The key insight is that this distance information contains the shape at any resolution. To render, you simply check whether the distance is negative (inside, draw the character) or positive (outside, draw nothing).
The smoothstep trick
Hard thresholding (inside vs outside) gives jagged edges. The smoothstep function provides perfect anti-aliasing by creating a smooth transition in a narrow band around the edge:
@fragment
fn sdf_text(in: VertexOutput) -> @location(0) vec4<f32> {
// Sample the SDF texture — value is distance to edge
let distance = textureSample(sdf_texture, samp, in.uv).r;
// smoothstep creates a smooth transition near the edge
// 0.5 is the edge; the range (0.45, 0.55) is the anti-alias band
let alpha = smoothstep(0.45, 0.55, distance);
return vec4f(text_color.rgb, alpha);
}
smoothstep visualised:
alpha
1.0 ─────────────────────╮
╲
╲ ← smooth transition
╲ (anti-aliased edge)
0.0 ╰───────────────────
outside edge inside
0.45 0.5 0.55
The width of the transition band can be adjusted. A narrower band gives sharper text; a wider band gives softer text. You can even compute the band width based on the rate of change of the UV coordinates (using fwidth) to get pixel-perfect anti-aliasing at any scale:
let distance = textureSample(sdf_texture, samp, in.uv).r;
let edge = 0.5;
let aa_width = fwidth(distance) * 0.75;
let alpha = smoothstep(edge - aa_width, edge + aa_width, distance);
Advantages of SDF text
- Resolution-independent: one small texture (e.g., 64x64 per glyph) looks crisp at any display size
- Cheap anti-aliasing: just
smoothstep— no multisampling needed - Effects for free: outlines, drop shadows, and glow are trivial to add by adjusting the distance threshold:
// Outline effect
let outline_alpha = smoothstep(0.35, 0.40, distance); // outer edge of outline
let fill_alpha = smoothstep(0.45, 0.55, distance); // inner fill
let color = mix(outline_color, fill_color, fill_alpha);
let alpha = outline_alpha;
SDF effects by varying the threshold:
┌──────────────────────────────────┐
│ dist < 0.35 → outside (transparent) │
│ 0.35 to 0.45 → outline │
│ dist > 0.45 → fill (solid text) │
└──────────────────────────────────┘
Generating SDF textures
SDF textures are typically pre-generated offline. Tools include:
- msdfgen: generates multi-channel SDFs for even sharper edges
- Hiero (LibGDX): generates SDF font atlases
- fontdue (Rust crate): can generate SDF glyph bitmaps
The generated SDF texture is a single-channel (greyscale) image where 0.5 represents the edge, values above 0.5 are inside the glyph, and values below 0.5 are outside.

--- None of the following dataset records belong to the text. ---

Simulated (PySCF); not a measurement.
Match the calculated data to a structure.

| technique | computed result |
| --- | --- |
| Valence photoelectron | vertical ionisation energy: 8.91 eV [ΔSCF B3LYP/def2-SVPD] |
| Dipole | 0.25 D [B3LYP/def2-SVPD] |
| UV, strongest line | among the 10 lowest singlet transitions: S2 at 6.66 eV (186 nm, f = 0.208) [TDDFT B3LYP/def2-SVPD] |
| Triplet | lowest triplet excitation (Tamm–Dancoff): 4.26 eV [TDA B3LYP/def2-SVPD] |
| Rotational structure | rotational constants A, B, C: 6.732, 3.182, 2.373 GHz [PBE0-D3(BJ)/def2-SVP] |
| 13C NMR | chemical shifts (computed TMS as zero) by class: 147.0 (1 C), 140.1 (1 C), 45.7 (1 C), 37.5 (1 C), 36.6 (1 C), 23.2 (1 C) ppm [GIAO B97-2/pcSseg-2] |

Key takeaway: signed distance fields store the distance to a shape’s edge at each texel. This allows rendering crisp, anti-aliased shapes at any resolution from a small texture. The
smoothstepfunction provides the anti-aliasing, and varying the distance threshold enables outlines, glows, and shadows. SDF-based text rendering is used in game engines, mapping applications, and anywhere resolution-independent text is needed.
18. Resources: Learn WGPU, Shadertoy, The Book of Shaders
This section collects the best resources for continuing your shader programming journey. Each resource approaches the topic from a different angle — use them together for a well-rounded education.
Tutorials and courses
Learn WGPU — the definitive tutorial for wgpu in Rust. It walks through window setup, textures, camera systems, lighting, instancing, and more, with complete working code at each step. If you want to build on the exercises in this course, this is the natural next step.
The Book of Shaders by Patricio Gonzalez Vivo and Jen Lowe — a gentle, visual introduction to fragment shaders. It uses GLSL (not WGSL), but the concepts translate directly: noise functions, patterns, colour mixing, shapes, and animation. The interactive editor lets you experiment in real time. Excellent for building shader intuition.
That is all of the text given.